Twin World Crises

Twin World Crises

We couldn’t, on one hand, complain about the Soviets intervening in Hungary, and, on the other hand, approve of the British and French picking that particular time to intervene against Nasser,” Richard Nixon.

October/November 1956 was a crazy time. No less than two earth-shaking events were taking place, both intimately involving the Soviet Union and the balance of world power rested on the reactions of the West to the reactions of the East.  Both the Suez and Hungary were roiling in independent and yet interconnected crises.  

At 8 o’clock we decided to emphasize Suez and yet, another half-an-hour later, Hungary was ahead.  And then it changed,” Andre Fontaine, the editor-in-chief of the Foreign Policy Column of Le Monde.

Post-Suez, a very chill Nasser listens to Khrushchev pontificate.

The reactions of the United States and Soviet Union were key in both conflicts.  The responses in the bi-polar rivalry depended – whatever their outward rhetoric – on their knowledge of the limitations on power.  Neither was prepared to push the other side into a massive conflict over territorial control that could not be sustained.  However, both were adamant that they would not lose territory (a policy that became known as the Brezhnev Doctrine in the Soviet Union).  The twin crises of 1956 were key in showing both the United States and the Soviet Union the limits of power on each side.

A meeting between the leaders of the East and West – Eisenhower and Krushchev.

One the one side, the United States directed an enormous flow of encouragement and rhetoric into Hungary via Radio Free Europe, giving many Hungarians hope that an American intervention would be forthcoming.  In fact, official American response was to both assure the Soviets in a statement by President Eisenhower himself that the United States did not consider Hungary a potential future ally and to send word to the Soviets via a telegram to Yugoslavia’s Tito that the United States would not be pleased to see anti-Soviet nations on the border of the Soviet Union. Apparently the American intelligence community, caught on the back foot by the Hungarian Revolution, had upped its game enough to know that a secret meeting between Khrushchev and Tito was about to go down.

A meeting between Tito and Khrushchev in 1955, as Yugoslav-Soviet relations were beginning to thaw.

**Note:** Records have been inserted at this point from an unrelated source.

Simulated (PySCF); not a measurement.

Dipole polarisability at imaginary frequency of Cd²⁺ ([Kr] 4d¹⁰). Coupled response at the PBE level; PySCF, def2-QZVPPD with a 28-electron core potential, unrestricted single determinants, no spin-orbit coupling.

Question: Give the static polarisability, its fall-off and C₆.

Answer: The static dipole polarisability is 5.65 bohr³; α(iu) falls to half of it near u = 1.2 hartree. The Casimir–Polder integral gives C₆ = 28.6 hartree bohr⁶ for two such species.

On the other hand, the United States responded with an indignant and forceful promise to other Soviet overtures.  The US threatened to use the nuclear option against the Soviet Union if Moscow carried out any threatened retaliation in London and Paris.  The indignation was directly related to Moscow’s invitation for the US to join the USSR against the UK and France.

On the Soviet side, bombastic rhetoric aside, actual Soviet military action in the Suez, where Western powers had ready access to all that was needed to run a war,  was in short (nonexistent) supply.  Overwhelming military action was the word of the day on Soviet borders in Hungary, however.  

Soviet tanks roll into the Budapest streets on 4 November 1956.

In short, everyone now knew where everyone else’s limits lay. In the span of two months at the end of 1956, the parameters of the Cold War were set.